Following the Lāhainā fires, officials directed the CPF team to help them plan to get children back into classrooms.
“The first step is to meet with local officials and determine which facilities the local community needs most,” said Ritter. “In this case, it was determined our priority will be helping plan for a temporary school."
With Lāhainā’s King Kamehameha III Elementary School destroyed in the wildfires, the CPF team is currently working with the state and county to determine a temporary solution for approximately 700 kindergarten through fifth-grade students — and to do it as soon as possible.
“We’re taking a look at the kind of facility they’re looking for, their needs and requirements, and possible locations for the school. In general, once we get a mission assignment, we look at getting cleared environmentally, determine where utilities are going to go, and assess the general layout. From there, we can start working on design,” said Ritter.
The team lead, Solomon, looked forward to moving forward with a potential mission. Having also deployed several times on missions such as flood-fighting in Arkansas, and a Blue Roof mission in New Orleans, this is her first mission as action officer and team lead.
“Even though I’ve been on other deployments, this is a learning experience for me. I’m thankful my team members have a wealth of knowledge and experience. They are helping me get up to speed and ensure all the codes are met as we move forward,” she said.
While each individual on the CPF team volunteered separately to work on the Hawai'i wildfires mission, their reasons echo one another for doing so.

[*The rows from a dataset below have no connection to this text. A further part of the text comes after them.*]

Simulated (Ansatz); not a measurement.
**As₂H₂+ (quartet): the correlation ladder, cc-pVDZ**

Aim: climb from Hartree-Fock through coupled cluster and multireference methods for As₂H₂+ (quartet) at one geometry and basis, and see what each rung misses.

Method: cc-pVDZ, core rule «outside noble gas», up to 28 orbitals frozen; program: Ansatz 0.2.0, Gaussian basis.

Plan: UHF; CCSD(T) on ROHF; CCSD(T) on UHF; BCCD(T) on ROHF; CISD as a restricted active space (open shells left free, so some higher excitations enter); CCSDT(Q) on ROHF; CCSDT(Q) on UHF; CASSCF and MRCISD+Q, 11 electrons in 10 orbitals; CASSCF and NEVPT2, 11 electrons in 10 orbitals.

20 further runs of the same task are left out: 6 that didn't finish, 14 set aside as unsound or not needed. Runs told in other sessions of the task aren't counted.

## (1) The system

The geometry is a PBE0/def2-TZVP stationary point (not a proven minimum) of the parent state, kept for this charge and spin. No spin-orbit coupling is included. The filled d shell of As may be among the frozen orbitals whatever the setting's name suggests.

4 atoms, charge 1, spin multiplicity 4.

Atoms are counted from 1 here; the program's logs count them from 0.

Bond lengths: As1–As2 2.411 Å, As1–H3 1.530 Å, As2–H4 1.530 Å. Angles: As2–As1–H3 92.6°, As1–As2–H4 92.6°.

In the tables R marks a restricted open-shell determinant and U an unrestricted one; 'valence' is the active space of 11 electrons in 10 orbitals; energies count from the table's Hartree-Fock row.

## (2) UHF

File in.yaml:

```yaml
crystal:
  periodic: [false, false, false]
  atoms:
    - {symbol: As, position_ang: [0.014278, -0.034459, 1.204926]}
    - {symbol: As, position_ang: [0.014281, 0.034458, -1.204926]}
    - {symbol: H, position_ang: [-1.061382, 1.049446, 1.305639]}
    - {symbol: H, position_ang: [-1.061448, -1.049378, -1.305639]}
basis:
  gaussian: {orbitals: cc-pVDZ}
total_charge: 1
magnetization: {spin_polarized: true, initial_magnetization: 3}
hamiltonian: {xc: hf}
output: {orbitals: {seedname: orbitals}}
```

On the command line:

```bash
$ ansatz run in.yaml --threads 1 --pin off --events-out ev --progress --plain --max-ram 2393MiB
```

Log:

“There’s a lot of gratification in helping,” said Ritter. “And this is one of the few jobs in the Corps where you can see something completed in a short amount of time. A lot of projects take years or an entire career. Here we can see something completed, and ultimately, get to help people.”
Murphy, on his tenth deployment, seeks to help his fellow citizens in their time of need.
“I felt compelled to help because this was such a horrific event with such a staggering human toll. … I wanted to be a small part of the recovery and restoration efforts to help my fellow citizens in their time of need,” he said.
Solomon summed it up succinctly: “It gives me joy to know that I can help in some small way.”